A Daily Babble Production
The Celtics have already had one point guard from Coney Island this decade. And he was more than enough.
Sebastian Telfair gave the green faithful more than his share of headaches in his brief stint in town. Poor play combined with legal troubles plus a 58-loss team and the draft pick it cost the Celts to get him made Bassy quite a pariah in Beantown over the course of the 2006-07 season. There is no doubt that his greatest value to the team came in serving as an asset towards acquiring a certain power forward roughly a year ago at this time. Beyond that, the only concern for his departure seemed to be voiced by the compassionate few who didn't want to see the door hit him on the way out.
Rumor has been circulating now for some time that the Celts could consider acquiring another point guard who not only shares a high school allegiance with Bassy (Lincoln High in Brooklyn) but a family as well: cousin Stephon Marbury.
Chalk up yours truly for spending the rest of the off-season hoping against hope that this guy doesn't end up in green anytime soon.
Thanks to the presence of Zach Randolph on an NBA roster, Marbury doesn't top my list for least desirable players to have on one's team, but he certainly has to be included somewhere in the discussion.

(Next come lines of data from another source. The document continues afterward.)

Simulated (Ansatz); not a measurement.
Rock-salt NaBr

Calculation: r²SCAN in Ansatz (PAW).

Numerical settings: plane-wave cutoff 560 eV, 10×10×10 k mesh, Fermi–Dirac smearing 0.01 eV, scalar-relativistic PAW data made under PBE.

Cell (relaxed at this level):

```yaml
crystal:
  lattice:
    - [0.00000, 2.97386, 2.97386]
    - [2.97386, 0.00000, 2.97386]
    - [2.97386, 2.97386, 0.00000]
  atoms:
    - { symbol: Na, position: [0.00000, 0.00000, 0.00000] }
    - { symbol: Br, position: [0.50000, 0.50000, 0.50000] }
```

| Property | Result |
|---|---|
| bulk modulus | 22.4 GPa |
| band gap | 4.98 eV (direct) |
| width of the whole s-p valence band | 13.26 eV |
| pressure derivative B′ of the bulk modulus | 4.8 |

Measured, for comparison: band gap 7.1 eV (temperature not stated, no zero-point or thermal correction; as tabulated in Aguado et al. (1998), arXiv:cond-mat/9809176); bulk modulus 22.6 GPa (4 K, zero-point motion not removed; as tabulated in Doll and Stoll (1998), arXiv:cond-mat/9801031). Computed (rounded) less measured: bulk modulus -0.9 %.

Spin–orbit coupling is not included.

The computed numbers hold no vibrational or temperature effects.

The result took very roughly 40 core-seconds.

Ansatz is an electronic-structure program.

There is no doubt that the man so often referred to as Starbury has tremendous physical talent. Prior to seeing his production tail off over the last two seasons, Marbury was once one of two NBA players to ever maintain career averages of 20 points and 8 assists per game. The other is none other than Oscar Robertson, who assuredly represents some pretty exclusive company for Steph. Marbury can fill it up, and at one point, he did his share of distributing.
But it has become clear over the last couple of seasons that not only are his best physical days behind him, but Marbury has the ability to tear a team apart with his distractions as well. Now 31 years old, Marbury has been hampered by injuries over the past few seasons, and he has seen his scoring drop precipitously (less than 14 points per game this year and less than 17 each of the two before that) and stopped handing out as many assists (8.1 to 6.4 to 5.4 to 4.7 per game over the last four seasons), and his field-goal percentage has sunk to inside of 42 percent over the past couple of seasons.
The numbers are all thoroughly unimpressive, but they are only the beginning of the problem. Marbury routinely talks about 'doing Starbury,' which seems to refer to acting completely as a shoot-first point guard, breaking plays and doing whatever he has to do in order to make himself the show for his team. He has not guarded and does not guard anyone, and he takes far too many shots (16.1 per game for his career, no single season below double digit attempts per game), many of them ill-advised. While Marbury seemed to make strides in a few inordinately brief instances for the Knicks with regard to becoming more willing to truly be a facilitator of good team offense rather than merely a showman, he has always regressed into doing his own thing simply to prove that he can sitll get his points and be the league's top floor general, which is the esteem in which he holds himself.
When Marbury hasn't been playing bad, self-oriented basketball over the last couple of seasons, he has managed to cause distraction after distraction. Steph was prominently featured as a player in the sexual harassment suit against the Knicks filed by former team empoyee Anucha Browne Sanders. He has established a long legacy of failing to cooperate and work cohesively with coaches (see: D'Antoni, Mike; Brown, Larry; Thomas, Isiah for starters), and he went MIA last season when Thomas told him that his poor play was going to lead to a reduction in his minutes. When Marbury wanted to return, his Knicks teammates (a group not exactly known for its high standard of conduct) voted soundly against his being allowed to rejoin the squad. Though Thomas overruled the players, the message about Marbury came through loud and clear: He is more a hindrance than a help.
Undoubtedly, as we've discussed previously, the Celtics are in as much of a position to take on a high-risk-high-reward guy as anyone in the league. They have excellent team leadership and a coach who -- no matter where you stand on his tactical work -- undeniably has the respect of his players. Coming off a championship, the Celts can make it clear that if Steph doesn't keep his behavior in line, he'll be shown the door in a hurry. And maybe, just maybe, if everything aligned correctly, it would be somewhat possible for Marbury to provide some needed scoring punch off the bench for the Celts.
But given this guy's history as a teammate and his recent track record even as an individual performer, that optimal situation sounds highly unlikely. What seems a lot more likely is that Marbury would whine for minutes, spend a lot of time talking hismelf up, alienate his teammates and his coach, not play defense and ultimately be a distraction rather than any sort of valued addition for the green.
I'm a Celtics fan far more than I am obsessive over being right. If Danny Ainge somehow ends up bringing Stephon Marbury to Boston in the coming season, you can bet your bottom dollar that I'll put as much faith as I have into hoping that I've managed to be completely and utterly wrong about Marbury in green. And if that should come to fruition, I'll be the first to admit it and quite happy about it.
But for now, the thought remains that the green and its faithful will all be a whole lot better off if Stephon Marbury never dons a Celtics jersey.